The British capital is awash in Olympic ink – tattoo ink, that is.
At Olympic venues around London, competitors flaunt marks of blood, sweat, tears – and, hopefully, glory – on toned arms, hips and torsos.
But tattoos of the Olympic logo aren’t just for the world’s top athletes. Amateurs, performers at the opening ceremony and tourists as well have been inspired to get the Olympic spirit under their skin.
In the Olympic host city, tattoo parlours say they have been getting some extra business from athletes and people who are involved in the Games.
Many Olympians like to record their achievements or tell their life story through body art – and tattoos of the five rings are so common sometimes it seems that non-inked bodies are the minority.
The art is most visible on swimmers – Michael Phelps has the rings on his hip, and fellow Americans Ryan Lochte and Matthew Grevers both sport them on their biceps.
But the plain Olympic rings are the most popular choice for tourists and fans who want a permanent souvenir of their trip.
“They’re mainly Americans – there’s a hell of a lot of Americans in town,” said Darryl Gates, owner of Diamond Jacks, a Soho tattoo parlour.
Those considering getting an Olympic tattoo may want to stick to the simpler designs. One American visitor picked a more elaborate one and it will make her remember the London Games but for all the wrong reasons.

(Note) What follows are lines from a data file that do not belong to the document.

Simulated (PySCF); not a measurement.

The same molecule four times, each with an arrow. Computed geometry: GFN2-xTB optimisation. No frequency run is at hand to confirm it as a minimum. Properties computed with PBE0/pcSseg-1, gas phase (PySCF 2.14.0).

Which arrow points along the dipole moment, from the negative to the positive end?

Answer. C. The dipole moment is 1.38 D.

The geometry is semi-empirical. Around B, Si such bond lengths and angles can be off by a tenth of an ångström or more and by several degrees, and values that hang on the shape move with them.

Jerri Peterson wanted to commemorate her moment as an Olympic torchbearer, but her artist, based in Georgia, misspelt Olympic. Her body art reads “Oylmpic Torch Bearer” instead.
“I looked at it and I was so disappointed. I called my husband and he giggled a little bit,” Peterson, from Atlanta, told the BBC after she carried the torch through the English town of Derby. “Then I started laughing about it and I’ve laughed ever since.”